The Federal Reserve has set its eyes on a mid-2023 launch for its instant payment system called FedNow. The payment system, according to the Federal Reserve, is poised to change how American consumers, banks, and businesses transmit funds.

FedNow, currently in a pilot program with select financial institutions, would allow businesses and consumers to send and receive money instantly at any time of day. This new rail differs from ACH  and wires, which generally can either take several days to settle or have limited settlement windows. With FedNow, funds can be sent and settled any day at any hour including outside work hours, on weekends, and on bank holidays. FedNow would also notify senders and recipients as soon as money is successfully sent and received during these times.

The Fed says that FedNow will play a crucial role for the economic wellbeing of many Americans from cash-strapped small businesses to consumers who are living paycheck-to-paycheck to all Americans who would be eligible to receive any kind of emergency financial relief.

FedNow will be available for financial institutions of any size.

The Takeaway: The ability to have same-day access to received funds is an important one already reflected in many fintechs’ list of consumer-first embedded financial services.

With FedNow having no restrictions on which financial institutions can adopt the payment system, it can enable even small community banks the ability to offer this financial service to prospective fintech and enterprise partners via banking as a service. FedNow could be an important step in leveling the banking playing field and broadening the services available to fintechs and ultimately their end users.

2. Bank branches on the decline:

A recent study from The Financial Brand finds that the number of FDIC-insured banks and bank branches will be at an all-time low in the next two decades. More precisely, the study projects that by 2042, there will be less than 2,000 banks, a far cry from the nearly 15,000 banks in 1983.

The banking space has gone through major peaks and valleys with the Great Depression to the Dot-com boom, but a consistent downward trend may be at hand. The study points out that medium-sized banks may actually be in the most danger as they may lack the lending power of larger banks and the lower fees of smaller banks.

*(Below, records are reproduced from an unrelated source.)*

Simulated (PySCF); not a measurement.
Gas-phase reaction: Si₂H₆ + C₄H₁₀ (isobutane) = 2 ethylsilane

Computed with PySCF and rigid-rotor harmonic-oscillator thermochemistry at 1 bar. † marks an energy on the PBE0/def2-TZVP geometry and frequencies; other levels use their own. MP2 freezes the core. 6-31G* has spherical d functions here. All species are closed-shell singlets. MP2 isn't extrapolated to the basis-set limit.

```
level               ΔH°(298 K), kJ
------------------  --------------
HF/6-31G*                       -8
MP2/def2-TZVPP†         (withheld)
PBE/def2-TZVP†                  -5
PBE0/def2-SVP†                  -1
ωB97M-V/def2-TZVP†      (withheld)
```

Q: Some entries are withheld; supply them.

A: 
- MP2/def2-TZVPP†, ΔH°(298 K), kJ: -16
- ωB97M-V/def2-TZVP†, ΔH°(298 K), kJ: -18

What’s driving this banking plummet? Some experts point to bank mergers and fewer chartered banks entering the market. As we’ve previously discussed, the rise of neobanks may also be drawing consumers away from traditional banking institutions.

The Takeaway: So what can banks do to survive? Invest in technology partners.

Banks of all sizes operate on legacy tech that doesn’t afford them the speed and ability to innovate to remain competitive. Instead of overhauling their entire core system, banks can partner with banking as a service providers to enable them to readily work with fintechs and enterprises that present new and lucrative revenue channels. A BaaS provider like Treasury Prime is not only growing its network of partner banks, but is constantly in touch with best-in-class fintechs looking for bank partners. Banks can take advantage of the direct fintech relationship to find the best-fit fintechs to work with.

Are you a bank ready to innovate for the future? Our sales team is ready to talk. Contact us now. 

3. CFTC launches innovation office: 

As the crypto space continues to be embattled in regulatory ambiguity, the Commodity Futures Trading Commission has transformed its LabCFTC — an internal fintech team — into its new Office of Technology Innovation.

The office will be staffed by a team of specialists who are looking to provide regulatory clarity amidst yet-to-be solidified legislation from the government when it comes to digital assets and crypto.

This move comes as a senate bill aims to give the CFTC more oversight of the crypto space. It also comes at a time when government officials like Senator Elizabeth Warren are putting pressure on the Office of the Comptroller of Currency to tighten restrictions on banks offering cryptocurrency services. While the OCC finds its current procedures — allowing banks to work in certain crypto activities with written permission from its regulating office — is within the Biden administration's legislation, there are growing concerns over recent crypto blow-ups that the OCC may be overlooking.

The Takeaway: It’s not easy working in crypto these days. Regulation continues to be a controversial topic with some regulators accused of being overly aggressive while the government seemingly is slow to enact clear standards and procedures.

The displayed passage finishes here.